Significantly, on appeal, Tucker does not mention, let alone attempt to overcome, the litigation privilege in the context of the second step of the anti-SLAPP analysis. This is despite the trial court's ruling that "the litigation privilege bars Tucker's cross[-]complaint" based on the following argument raised by each of Cross-defendants in support of the motions in the trial court:
Instead, Tucker has set forth the elements of a cause of action for abuse of process and referred us to evidence in the record that he contends establishes a probability of success. Given our conclusion that the litigation privilege bars Tucker's abuse of process claims, we do not consider (and thus express no opinion as to) the sufficiency of Tucker's showing as to the substantive elements of the tort.

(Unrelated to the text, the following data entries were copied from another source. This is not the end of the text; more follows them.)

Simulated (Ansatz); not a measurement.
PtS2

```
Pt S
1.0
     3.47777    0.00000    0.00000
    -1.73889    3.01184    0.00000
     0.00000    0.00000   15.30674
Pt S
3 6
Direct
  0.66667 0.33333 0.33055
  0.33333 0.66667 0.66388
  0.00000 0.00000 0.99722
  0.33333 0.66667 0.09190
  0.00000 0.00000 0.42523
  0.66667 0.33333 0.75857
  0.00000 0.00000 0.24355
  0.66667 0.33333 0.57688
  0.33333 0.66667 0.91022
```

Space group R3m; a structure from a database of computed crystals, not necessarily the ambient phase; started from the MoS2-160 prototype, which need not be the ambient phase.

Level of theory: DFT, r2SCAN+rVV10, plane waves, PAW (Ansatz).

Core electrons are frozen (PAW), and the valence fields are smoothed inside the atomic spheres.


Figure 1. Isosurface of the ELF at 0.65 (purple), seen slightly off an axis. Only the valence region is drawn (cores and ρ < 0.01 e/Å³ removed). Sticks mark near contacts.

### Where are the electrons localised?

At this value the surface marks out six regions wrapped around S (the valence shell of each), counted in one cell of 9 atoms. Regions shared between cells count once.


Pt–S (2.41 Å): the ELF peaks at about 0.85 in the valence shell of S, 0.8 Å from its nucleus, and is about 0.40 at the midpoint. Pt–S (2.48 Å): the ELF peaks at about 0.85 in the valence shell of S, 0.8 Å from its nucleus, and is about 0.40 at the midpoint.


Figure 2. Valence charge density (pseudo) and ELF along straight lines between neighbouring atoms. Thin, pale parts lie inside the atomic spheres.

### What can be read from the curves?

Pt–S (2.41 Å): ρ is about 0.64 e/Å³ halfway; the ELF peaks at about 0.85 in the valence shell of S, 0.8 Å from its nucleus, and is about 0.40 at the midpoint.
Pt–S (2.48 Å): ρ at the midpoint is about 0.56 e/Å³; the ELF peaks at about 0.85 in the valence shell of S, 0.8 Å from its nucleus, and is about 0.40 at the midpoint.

"Tucker cannot show minimum merit because his abuse of process claim is barred by the litigation privilege. [Citation.] The litigation privilege is an absolute privilege and bars all tort causes of action except malicious prosecution. [Citation.] The litigation privilege is relevant to the second step in the anti-SLAPP analysis in that it may present a substantive defense plaintiff must overcome to demonstrate a probability of prevailing. [Citation.]"This is also despite Tucker's acknowledgement on appeal that, under the second prong analysis, he will not meet his burden if his showing "is insufficient as a matter of law."
As we discussed in the prong one analysis at part II.B.1., ante, Rusheen, supra, 37 Cal.4th 1048, held that the absolute litigation privilege immunized noncommunicative acts in levying on a judgment debtor's property. (Id. at p. 1052.) Until Rusheen, the appellate courts addressing the issue had agreed that the communicative act of applying for a writ of execution was protected, but had disagreed over whether the subsequent noncommunicative act of levying on property was also immunized by the litigation privilege. (Ibid., comparing Drum v. Bleau, Fox & Associates (2003) 107 Cal.App.4th 1009 (Drum) [according to which, the privilege protects obtaining writ of execution, but not the subsequent, noncommunicative acts in levying] with Brown v. Kennard (2001) 94 Cal.App.4th 40 (Brown) [according to which, the privilege protects both obtaining the writ of execution and the subsequent levy].)
In reaching its decision in Rusheen, the Supreme Court expressly disapproved of Drum, supra, 107 Cal.App.4th 1009, which held that "wrongfully levying on property pursuant to a writ of execution is not subject to the litigation privilege" (id. at p. 1028). (Rusheen, supra, 37 Cal.4th at p. 1065.)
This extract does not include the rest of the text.